I've been having fun trying to implement a bot based on a neural net for the Diplomacy board game, interacting via DAIDE protocols. It turns out to be extremely tricky, so I've turned to XCS to simplify the problem.

eswald
I've actually been experimenting with neural networks for the AI of a connect 4. It is a bit tricky but working.
Louis
NN is kind of inefficient and overkill for connect 4. The state space is small enough that you can simply search it via minimax.
Chris S
+1  A: 

Suppose EBay used neural nets to predict how likely a particular item was to sell; predict what the best day to list items of that type would be, suggest a starting price or "buy it now price"; or grade your description based on how likely it was to attract buyers? All of those could be useful features, if they worked well enough.

Joshua Carmody
A: 

Neural net applications are great for representing discrete choices and the whole behavior of how an individual acts (or how groups of individuals act) when mucking around on the web.

Take news reading for instance:

Back in the olden days, you picked up usually one newspaper (a choice), picked a section (a choice), scanned a page and chose an article (a choice), and read the basics or the entire article (another choice).

Now you choose which news site to visit and continue as above, but now you can drop one paper, pick up another, click on ads, change sections, and keep going with few limits.

The whole use of the web and the choices people make based on their demographics, interests, experience, politics, time of day, location, etc. is a very rich area for NN application. This is especially relevant to news organizations, web page design, ad revenue, and may even be an under explored area.

Of course, it's very hard to predict what one person will do, but put 10,000 of them that are the same age, income, gender, time of day, etc. together and you might be able to predict behavior that will lead to better designs. Imagine a newspaper (or even a game) that could be scaled to people's needs based on demographics. An ad man's dream !

Grembo
+2  A: 

The game located at 20q.net is one of my favorite web-based neural networks. You could adapt this idea to create a learning system that knows how to play a simple game and slowly learns how to beat humans at it. As it plays human opponents, it records data on game situations, the actions taken, and whether or not the NN won the game. Every time it plays, win or lose, it gets a little better. (Note: don't try this with too simple of a game like checkers, an overly simple game can have every possible game/combination of moves pre-computed which defeats the purpose of using the NN).

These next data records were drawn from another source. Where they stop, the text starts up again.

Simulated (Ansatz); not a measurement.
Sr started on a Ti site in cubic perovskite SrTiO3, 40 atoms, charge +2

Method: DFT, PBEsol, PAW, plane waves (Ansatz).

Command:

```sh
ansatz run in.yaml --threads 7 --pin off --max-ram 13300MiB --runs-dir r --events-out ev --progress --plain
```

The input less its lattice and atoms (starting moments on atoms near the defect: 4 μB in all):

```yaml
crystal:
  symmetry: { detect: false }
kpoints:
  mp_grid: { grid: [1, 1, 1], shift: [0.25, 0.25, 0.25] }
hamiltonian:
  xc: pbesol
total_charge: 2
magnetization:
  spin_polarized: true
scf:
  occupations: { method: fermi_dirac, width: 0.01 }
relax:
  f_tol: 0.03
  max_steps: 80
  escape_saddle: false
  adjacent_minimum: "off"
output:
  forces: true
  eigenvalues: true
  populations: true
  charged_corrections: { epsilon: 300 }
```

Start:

Any sort of classification system based on multiple criteria might be worth looking at. I have heard of some company developing a NN that looks at employee records and determines which ones are the least satisfied or the most likely to quit.

Neural networks are also good for doing certain types of language processing, including OCR or converting text to speech. Try creating a system that can decipher capchas, either from the graphical representation or the audio representation.